Less than 48 hours after leaving Disneyland (via the Eurostar train through the channel tunnel) we arrived at the Warner Brothers Studio just outside of London. Here they have turned the sets and props from the Harry Potter franchise into an attraction. Many people have raved about the tour to me, so I had high expectations. I wasn’t disappointed! I think I took more pictures in the 4 hours or so we spent there than I did any other day so far.

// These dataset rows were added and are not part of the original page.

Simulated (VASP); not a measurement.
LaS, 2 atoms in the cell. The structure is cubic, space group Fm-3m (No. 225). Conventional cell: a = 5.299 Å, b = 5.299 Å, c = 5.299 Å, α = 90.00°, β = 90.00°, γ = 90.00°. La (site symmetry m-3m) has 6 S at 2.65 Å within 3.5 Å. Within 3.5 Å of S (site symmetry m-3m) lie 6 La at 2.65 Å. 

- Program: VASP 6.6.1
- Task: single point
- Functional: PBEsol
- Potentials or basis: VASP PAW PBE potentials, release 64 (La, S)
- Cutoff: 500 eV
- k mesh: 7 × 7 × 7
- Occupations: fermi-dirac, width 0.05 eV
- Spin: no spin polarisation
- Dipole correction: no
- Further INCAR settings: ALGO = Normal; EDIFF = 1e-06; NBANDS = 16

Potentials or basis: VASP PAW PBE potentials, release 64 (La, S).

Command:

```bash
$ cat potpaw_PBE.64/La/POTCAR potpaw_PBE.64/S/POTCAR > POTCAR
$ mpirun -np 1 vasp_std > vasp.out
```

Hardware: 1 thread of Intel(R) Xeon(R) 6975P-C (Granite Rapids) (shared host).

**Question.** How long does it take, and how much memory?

It turned out to be of US-Disney caliber and completely magical, even when mobbed, which it usually is. For reference, we bought tickets 3 months in advance and had about 4 time slots to chose from. There are slots every half hour from 9-7, 7 days a week! It is 100% reservation only. They will not even let you on the shuttle bus from the train station without showing your ticket. The crowds didn’t bother us much, however. This is probably, in part, because we were there early (9:30). While there is staggered entry, you can stay as long as you want so I’d imagine it’s much busier mid-day.
This is a truly unique experience, it is amazing to be able to walk through the real sets! The great hall, diagon alley, gringotts and even privet drive are still there. You can see the costumes and props up close. They really have kept them all! And there are thousands and thousands.
The audio guides offered incredible detail and interviews with cast members and crew. It was one of the most thorough I’ve ever seen. It has everything from taking care of animals on set to how they made special effects. I’d wager if you had any interest in how movies are made this would be interesting, even if not a fan of the Harry Potter movies!
You become quickly in awe of the precision and detail of the crew’s work. They had thousands of wands, for example, all unique and had to be kept track of each day!
There is room after room of examples of their work (dozens of oil paintings made for the halls, for example. The scale model of the Great Halls ceiling was interesting. I’d never thought about it but the real great hall set, of course, was filled with lights, not arches!
Zoom in and read about the Wands!
It culminated in viewing a model made of the whole hogwarts campus. When I hear of an architectural model I think of something maybe the size of a dining room table (at biggest!).
This model was used for some aerial shots and for reference. The visual effects team would consult the model so images in the film always “made sense” for the school’s layout.
This was definitely a highlight site for me this trip to London!